The Iowa caucus results left me with some dark thoughts. While Ted Cruz won, second-place Donald Trump and third-place Marco Rubio are clearly the media's two favorite candidates, albeit in very different ways.

Trump and Rubio. Just what the Republican Party needs: a choice between insulting Muslims at home and using military force against them abroad.

This may be the most powerful case for conservatives to support Cruz: At least he would save us from Rubio and Trump.

Hyperbolic, I know, especially since I do agree that assimilation has been a challenge in Western countries that have accepted large numbers of Muslim immigrants, and that there is a legitimate military component to the war on terrorism. But Trump's blunderbuss approach to Muslim immigration and Rubio's force-friendly foreign policy are overreactions at best and entirely counterproductive at worst. They are also illustrative of the dilemma a Trump-Rubio race for the GOP nomination would pose, and why Cruz may well be our best option.

I know that on the surface, there is a lot to like about Rubio's candidacy. The freshman senator from Florida seems like a nice guy and his supporters are generally nice too. Moreover, as a relatively young Latino candidate, Rubio presents a fresh face for a party in which too many Americans feel unwelcome. While Trump's appeal to struggling working-class whites and disaffected Republicans who believe their party leaders ignore them is important, he also clearly compounds some of the GOP's problems reaching out beyond its traditional demographic core. The billionaire does one form of outreach at the expense of the other.

Rubio is different. In his person and campaign pitch, he offers voters something new. That's especially important in a campaign where the Republican nominee is likely to face an older Democratic nominee who is a throwback to the 1990s and is already experiencing problems recreating the Obama coalition, especially its appeal to younger Democrats. (The alternative, who is appealing to those younger Democrats, is a septuagenarian socialist.)

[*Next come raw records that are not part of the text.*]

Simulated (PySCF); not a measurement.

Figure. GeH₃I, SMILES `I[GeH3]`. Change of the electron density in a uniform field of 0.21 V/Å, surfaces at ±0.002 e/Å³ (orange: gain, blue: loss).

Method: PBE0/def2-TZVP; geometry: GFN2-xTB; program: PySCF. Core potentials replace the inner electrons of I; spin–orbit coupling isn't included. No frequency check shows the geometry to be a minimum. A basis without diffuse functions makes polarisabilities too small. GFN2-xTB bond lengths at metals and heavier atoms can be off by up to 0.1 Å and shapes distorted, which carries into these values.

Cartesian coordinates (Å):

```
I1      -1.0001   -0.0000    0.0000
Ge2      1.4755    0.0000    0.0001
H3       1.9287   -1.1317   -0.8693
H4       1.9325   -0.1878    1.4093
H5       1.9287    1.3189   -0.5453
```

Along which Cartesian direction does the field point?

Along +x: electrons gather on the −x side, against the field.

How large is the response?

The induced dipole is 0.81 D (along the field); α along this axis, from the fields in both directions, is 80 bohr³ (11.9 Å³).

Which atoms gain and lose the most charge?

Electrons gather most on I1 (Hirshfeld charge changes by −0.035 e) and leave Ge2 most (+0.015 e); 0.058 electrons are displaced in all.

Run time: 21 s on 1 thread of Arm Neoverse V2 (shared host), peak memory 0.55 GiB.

Yet for all Rubio's exhortations for eschewing the politics of yesterday, he doesn't seem to have learned many lessons from George W. Bush's presidency. Yes, he is tougher on domestic spending, though one worries that what his entitlement reforms will save his military adventurism will wind up spending. And he has admirably partnered with Mike Lee on some interesting legislative initiatives. But on big questions like war and immigration, he sounds like Bush 2.0. His campaign announcement knocked Democratic decrepitude but contained few policy prescriptions that would have been out of place in a conservative politician's speech in the 1980s.

And what of Trump? He is not only a blowhard and a bit of an arrogant jerk, but his campaign has attracted some real nasty pieces of work to boot. Yes, there are well-meaning Trump enthusiasts. And as someone who voted for Ron Paul twice I understand the peril of judging a candidate or political movement by its most unhinged internet followers. But as Trump's favorite book tells us, by their fruits ye shall know them (Matthew, not Two Corinthians).

Trump does seem to understand that the Bush way of dealing with the Middle East and the American homeland, especially as it pertains to Iraq and immigration, went horribly wrong. And while some of his alternatives may be equally flawed in the opposite direction, it does add some needed perspective to the conservative movement's consternation about Trump's pre-Iowa poll numbers. Indeed, while I agree with virtually every word of National Review's anti-Trump symposium, it's hard to suppress the sense that conservatives who mostly thought the Bush administration was wonderful are getting a taste of the dismay I felt during those years.

"Where was this unified conservative outrage over the bank bailout in 2008?” asked the columnist Charlie Hurt. “Where is the unified conservative outrage over launching a trillion-plus dollar war paid for with nothing but debt, where is the outrage over Republican politicians who come along and supported amnesty?"

Where indeed. As it happens, Rubio was a bit better on that bank bailout than Trump. But on the other two issues? When Jeb Bush was getting beaten up for refusing to concede the Iraq war was a mistake, Rubio said he wouldn't have invaded knowing there were no weapons of mass destruction. But he's made more public statements suggesting he thinks withdrawing from Iraq was a bigger error than invading in the first place and he's been supportive of repeating the regime change experiment in Libya and Syria.

Similarly, Rubio has disavowed his Gang of Eight immigration plan, arguing that the threat of ISIS entering the United States has changed everything. But the immigration system's national security implications were evident long before he took his earlier position in 2013. And when he says we have been trying to solve our country's immigration problem for 30 years, he omits the fact that amnesty passed 30 years ago.

Neither Rubio nor Trump is the champion of true conservatives. Fortunately, there is a third top-tier candidate in the race, the one who actually won Iowa. I have my misgivings about him too, especially since we no longer have Rand Paul in the race to keep him honest on libertarian issues.

I'm not sure I will vote for him. But avoiding a Trump versus Rubio race is about as powerful a case for Cruz as I can imagine.